Onboarding is the process of helping new employees understand a firm, including how it functions, the people working within it, and their interactions. Onboarding also involves assisting new hires in gaining the confidence of the people around them and in assisting to establish their authority within the organization. More specifically, onboarding involves the following areas:

  • Learning the business. A new hire needs to understand the business model of the organization – what it does, the nature of its customers and suppliers, and the other players in the industry. Also, a new employee should understand the company’s products and services, as well as how they are delivered to customers.
  • Learning the department. A new hire needs to fully understand the requirements of his or her job. This involves more than examining a job description. In addition, the person should understand where there are problems within the function, what initiatives are currently underway, and the direction in which management wants to see this function go.

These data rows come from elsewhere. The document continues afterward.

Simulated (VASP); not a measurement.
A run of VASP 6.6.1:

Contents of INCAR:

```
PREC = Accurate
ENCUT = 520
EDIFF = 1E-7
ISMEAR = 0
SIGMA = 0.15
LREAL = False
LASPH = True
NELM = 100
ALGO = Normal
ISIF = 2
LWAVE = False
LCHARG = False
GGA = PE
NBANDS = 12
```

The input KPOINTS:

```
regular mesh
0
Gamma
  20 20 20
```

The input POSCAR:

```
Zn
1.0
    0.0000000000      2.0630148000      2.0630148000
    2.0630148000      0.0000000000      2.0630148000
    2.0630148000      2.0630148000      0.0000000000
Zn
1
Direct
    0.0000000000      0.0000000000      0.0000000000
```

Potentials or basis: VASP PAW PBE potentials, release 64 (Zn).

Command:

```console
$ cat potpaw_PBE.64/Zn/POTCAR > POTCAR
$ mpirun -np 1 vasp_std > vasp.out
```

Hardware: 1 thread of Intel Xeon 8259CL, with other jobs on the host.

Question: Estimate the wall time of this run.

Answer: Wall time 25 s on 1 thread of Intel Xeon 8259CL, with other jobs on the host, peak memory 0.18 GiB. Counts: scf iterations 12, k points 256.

  • Learning the people. Each new hire needs to interact with a different set of people within (and outside of) the organization. This requires the person to recognize each individual, where they fit in the corporate hierarchy, what they do, and what sort of interaction is needed with each one.
  • Learning the politics. The dynamics of how employees work together varies from one organization to the next. The new hire needs to understand who to approach to get work done.
  • Learning the culture. Each organization has its own culture, which is a shared set of assumptions and values. If a new person does not understand the culture, she may soon find that she is not fitting in with her fellow employees.